Sunday, November 21, 2010

Day 41 - Pasto, Colombia, to Ibarra, Ecuador

RobC:  In yesterday's post I forgot to recount a conversation we had about the FARC (Revolutionary Armed Forces of Colombia) with a couple of men while having a cup of coffee in the hills between Cali and Pasto. One was a young fellow who with his wife own a roadside restaurant and the other was an herbal doctor of sorts who greeted us in a Hindu manner and had some paint markings on his forehead. I asked them what the philosophical goals were of the FARC. The answer was basically: redistribution of wealth and equal justice under the law. In other words, the fight is against the rich and the upper classes who get away with lawlessness with impunity or a slap on on the wrist for their white-collar crimes.

The FARC used to kidnap people (including foreigners), mostly as a way of gaining income for their daily living and arms. Since the 8-year term of President Uribe, the FARC has been driven deeper into the jungle and away from the larger towns, and they now live mostly off the levying of "taxes" from drug traffickers and the extortion of business owners in the hinterlands.

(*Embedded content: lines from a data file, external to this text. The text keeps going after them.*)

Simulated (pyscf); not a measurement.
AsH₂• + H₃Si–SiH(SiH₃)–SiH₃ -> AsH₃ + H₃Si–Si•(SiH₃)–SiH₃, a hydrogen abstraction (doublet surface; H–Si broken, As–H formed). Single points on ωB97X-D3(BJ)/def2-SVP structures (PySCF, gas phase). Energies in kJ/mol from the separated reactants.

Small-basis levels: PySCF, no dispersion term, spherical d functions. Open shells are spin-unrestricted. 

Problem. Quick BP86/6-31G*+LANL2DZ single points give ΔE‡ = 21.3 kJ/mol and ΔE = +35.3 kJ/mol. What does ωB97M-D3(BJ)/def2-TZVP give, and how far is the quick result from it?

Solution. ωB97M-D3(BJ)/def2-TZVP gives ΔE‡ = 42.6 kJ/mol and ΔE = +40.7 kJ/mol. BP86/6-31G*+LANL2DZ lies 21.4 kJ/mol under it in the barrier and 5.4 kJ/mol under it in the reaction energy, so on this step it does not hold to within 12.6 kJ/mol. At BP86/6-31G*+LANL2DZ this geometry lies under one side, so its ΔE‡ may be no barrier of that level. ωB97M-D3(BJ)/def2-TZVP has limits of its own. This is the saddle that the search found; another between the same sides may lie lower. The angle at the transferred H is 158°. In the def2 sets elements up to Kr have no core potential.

The "shaman" did not agree very much with our positive assessment of the Colombian military providing safety along the highways for passenger and freight movement. He stated, and perhaps rightly so, that a well-managed country would not have to have its military personnel lining the highways to provide a sense of security. In fact, he said it does the opposite, it creates an atmosphere of fear and lack of freedom.

In summary, both men showed a surprising amount of tolerance and sympathy for the cause of the FARC, but they also appreciated the fact that they could freely exercise their respective businesses and that tourism was finally on the rise again.

RobT:  We made it into our 11th country, Ecuador, but not before seeing one last landmark in Colombia before crossing the border. The Las Lajas Sanctuary was only about 8 km from our route, and certainly a worthwhile visit.  The stone church is built on top of a bridge that spans a canyon over the Guaitara River.  Its construction took from 1916 to 1949 and it was funded by donations from humble churchgoers.  It is claimed that the Virgin Mary appeared at this site in 1754 and it has been a place of veneration and pilgrimages ever since.

Some of plaques of gratitude for miracles performed in the lives of the faithful.

Inside the Sanctuary.

Quite a splendid structure, almost on the par with some castles in Europe.

On to Ecuador.  The exit out of Colombia was very simple.  RobC did all the legwork while I stood guard over the bikes because there were some shady characters around and we were warned by an officer about thievery.  We also changed our few remaining Colombian pesos into American dollars, which is the currency of Ecuador.  There were plenty of sketchy individuals at the border and some of those were the money changers.  One guy had a calculator and when  I gave my money to another one, this guy typed in the amount and the exchange rate and showed me what I would receive.  I knew the rate was good and I knew how much I should get for my 60,000 leftover pesos, but when he handed me 21 USD a flag went up in my head, but with so much commotion I didn' t pick up on the fact that I should really have received closer to 30 USD.  Same thing happened to RobC.  This guy with the calculator did some quick finger work because I watched him punch the keys ... and no comments about my vision please!!

Same easy process on the Ecuador side and no fees either, which was nice.

 Ecuador customs on the left.

Roberto, Ecuador (military) customs officer, who took a keen interest in our bikes.  Very friendly and he spoke pretty good English.

That's the road in northern Ecuador.  There were some spectacular photo ops but to stop on the side of the road without any shoulder was asking to become pavement pizza, so we didn't.

On the road again, this time toward Ibarra, Ecuador.  Past some very unusual small towns along the way.  Even the scenery was strange.  At one point we rode through lush green landscape, rounded a bend and into an arid valley without any greenery, only rocks and dirt, rounded another bend then back into the lush greenery.  Reached an altitude of 3300 meters (10,000 feet) and a temperature of about 10 celcius (50 F) .... and then it started raining ..... again.  The road was like any  found back home, nice, smooth two-lane black top with clear striping. 

Rolled into Ibarra after dark and spent some time looking for a place to stay in the center.  Found a hostal for 10USD per night with internet, hot water, TV, secure parking and each of us a private room.  What a deal ... except the internet didn' t work, but can' t complain for 10 USD. It was actually quite a nice room.

No internet so we decided to check out the town and found ourselves in a free music festival with several bands playing local music with a rock twist complete with fireworks.  Had a couple of beers and food all for 6 USD for the both of us.  Awesome.

No, no guarding of any sort around the fireworks.  If you wanted you could walk right up to them.